Ver. 6.  Before him.  For this purpose do I design to build.  M.

 

--- Temples are more for our use than for God's, as none can be worthy of him.  C.


7 Send me therefore a skilful man, that knoweth how to work in gold, and in silver, in brass, and in iron, in purple, in scarlet and in blue, and that hath skill in engraving, with the artificers, which I have with me in Judea and Jerusalem, whom David my father provided.

Ver. 7.  Purple.  Heb. argevan, (H.) a Chal. word, of the same import as argueman, in Exodus.

 

--- Scarlet and blue were also species of purple.  The finest sort was found between Tyre and Carmel.  See Vitruv. vii. 13.




8 Send me also cedars, and fir trees, and pine trees from Libanus: for I know that thy servants are skilful in cutting timber in Libanus, and my servants shall be with thy servants,

Ver. 8.  Pine.  Heb. algum, which rather denotes a species of fir, than the juniper-tree; though the domestic kind was tall, and used in edifices.  C.

 

--- Arceuthina, "juniper," is taken from the Sept.  D.
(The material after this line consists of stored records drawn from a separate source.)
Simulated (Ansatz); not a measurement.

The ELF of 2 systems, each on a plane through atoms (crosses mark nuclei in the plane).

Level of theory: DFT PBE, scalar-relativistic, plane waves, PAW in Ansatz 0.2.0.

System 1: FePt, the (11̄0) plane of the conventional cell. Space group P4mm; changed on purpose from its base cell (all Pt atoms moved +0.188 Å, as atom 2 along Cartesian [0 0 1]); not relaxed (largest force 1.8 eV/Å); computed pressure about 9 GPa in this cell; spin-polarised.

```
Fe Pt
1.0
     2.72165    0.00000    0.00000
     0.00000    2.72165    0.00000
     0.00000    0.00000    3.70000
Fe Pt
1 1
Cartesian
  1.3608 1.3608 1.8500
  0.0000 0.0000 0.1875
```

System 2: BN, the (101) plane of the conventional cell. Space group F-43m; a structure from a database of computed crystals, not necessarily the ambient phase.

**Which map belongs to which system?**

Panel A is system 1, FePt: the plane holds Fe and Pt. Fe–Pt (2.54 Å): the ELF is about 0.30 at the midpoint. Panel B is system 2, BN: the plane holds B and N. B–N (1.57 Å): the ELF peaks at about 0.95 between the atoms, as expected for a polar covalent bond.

9 To provide me timber in abundance. For the house which I desire to build, is to be exceeding great, and glorious.

Ver. 9.  Exceedingly.  Heb. "wonderfully great."  H.


10 And I will give thy servants the workmen that are to cut down the trees, for their food twenty thousand cores of wheat, and as many cores of barley, and twenty thousand measures of wine, and twenty thousand measures of oil.

Ver. 10.  Wheat.  Heb. adds, "beaten."

 

--- Barley and wine are not specified 3 K. v. 11.  C.

 

--- Measures, like the Roman amphora, contained 960 ozs.  A. Lapide

 

--- Heb. has, "batim," in both places; but 3 K. we find, "twenty cores of oil."  The satum, "measure," was only one-third of the bath or epha.  C.


11 And Hiram king of Tyre sent a letter to Solomon, saying: Because the Lord hath loved his people, therefore he hath made thee king over them.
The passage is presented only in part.